Project 5b: The Small File Optimization

Notes

Start with this kernel, not the usual one: ~cs537-1/ta/xv6/xv6.fspatch.tar.gz

5/2: The semantics of a write() should follow those of typical Unix systems. That is, if you try to write 100 bytes to a small file, the first 52 bytes should be written to the file, and the return value should indicate that 52 bytes are written. Similarly, if the file is already 10 bytes in size, and then someone issues a 100-byte write, 42 bytes should be written and 42 returned. Writes after the file is full (unless truncated) should fail and return an error (-1).

Overview

In this project, you'll be changing the existing xv6 file system to add high-performance support for small files. This type of optimization has been explored in the literature (see here for example) and now you can explore it, in some limited form, in this project.

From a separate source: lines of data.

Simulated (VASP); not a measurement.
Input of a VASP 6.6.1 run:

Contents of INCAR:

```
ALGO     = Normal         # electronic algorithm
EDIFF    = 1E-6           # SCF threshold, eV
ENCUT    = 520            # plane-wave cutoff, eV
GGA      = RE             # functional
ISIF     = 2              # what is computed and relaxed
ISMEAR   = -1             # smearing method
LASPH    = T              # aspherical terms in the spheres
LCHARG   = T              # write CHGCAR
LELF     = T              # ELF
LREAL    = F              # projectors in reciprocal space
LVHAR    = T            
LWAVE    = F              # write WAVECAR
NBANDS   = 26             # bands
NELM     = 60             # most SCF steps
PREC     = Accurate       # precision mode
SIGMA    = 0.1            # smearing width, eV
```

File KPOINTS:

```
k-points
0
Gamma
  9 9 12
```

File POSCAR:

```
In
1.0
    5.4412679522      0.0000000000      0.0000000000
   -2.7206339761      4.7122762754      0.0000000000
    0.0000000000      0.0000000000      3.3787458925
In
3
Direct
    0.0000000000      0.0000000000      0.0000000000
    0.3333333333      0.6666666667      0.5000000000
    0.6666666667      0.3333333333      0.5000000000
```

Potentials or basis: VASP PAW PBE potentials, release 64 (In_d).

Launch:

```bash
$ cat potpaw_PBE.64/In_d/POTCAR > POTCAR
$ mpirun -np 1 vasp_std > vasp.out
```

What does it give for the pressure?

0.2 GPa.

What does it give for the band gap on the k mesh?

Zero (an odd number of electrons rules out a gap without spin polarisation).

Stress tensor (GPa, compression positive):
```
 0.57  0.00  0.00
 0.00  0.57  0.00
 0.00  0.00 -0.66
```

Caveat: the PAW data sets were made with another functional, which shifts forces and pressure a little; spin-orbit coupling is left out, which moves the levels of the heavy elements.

The basic idea is simple: if you have a small file (say, just a few bytes in size), instead of allocating a data block for it, instead just store the data itself inside the inode, thus speeding up access to the small file (as well as saving some disk space). Because the inode has some number of slots for block addresses (specifically, NDIRECT for direct pointers, and 1 more for an indirect pointer), you should be able to store (NDIRECT + 1) * 4 bytes in the inode for these small files (52 bytes or less).

To make life a little easier for you, we will create a new file type that is specifically called a T_SMALLFILE. This will let your code recognize that the file being accessed is indeed a small file and act differently than the normal case. There will also be a new flag used to create these small files, O_SMALLFILE. More details below.

Thus, you'll have to be able to handle a new flag to open() (O_SMALLFILE), which, when passed to open(), should make sure to create the file as not a T_FILE (normal file) but rather as a T_SMALLFILE. Then, you'll have to modify the read and write paths to be able to read and write from these small files. You'll also have to check for errors; for example, you'll have to return errors when the user tries to make the small file bigger than the (NDIRECT+1)*4 bytes.

Details

To start, look in include/stat.h. You'll have to add the T_SMALLFILE in there, and define it to be 4, e.g.

#define T_SMALLFILE 4
This will let us determine if the file being accessed is indeed one of these small files.

You also need to poke around to find where a new flag to open should be defined. You'll find that include/fcntl.h has these definitions. You'll need to add:

#define O_SMALLFILE 0x400
in there. Note: these must be followed exactly, or tests will not work.

Then you need to go about following the read/write paths to see where to make your changes. Start in kernel/sysfile.c (looking at sys_open() and sys_write(), as well as create()), and follow through the read and write paths to kernel/file.c and eventually kernel/fs.c. In that last file, make sure to understand readi() and writei(), as well as the inode update routine iupdate().

There is no need to do any of this for directories; they should remain as is.

Note that a real file system likely wouldn't create a new file type (T_SMALLFILE) for this type of optimization; rather, it would store small files' data in the inode, and then, when the file grew beyond what fits in the inode, it would allocate data blocks and put all the data in there. In this project, small files always just use the inode to store data, and are not allowed to grow beyond what fits in there. This simplification is in place to make your life easier.

The Code

The code (and associated README) can be found in ~cs537-1/ta/xv6/ . Everything you need to build and run and even debug the kernel is in there, as before.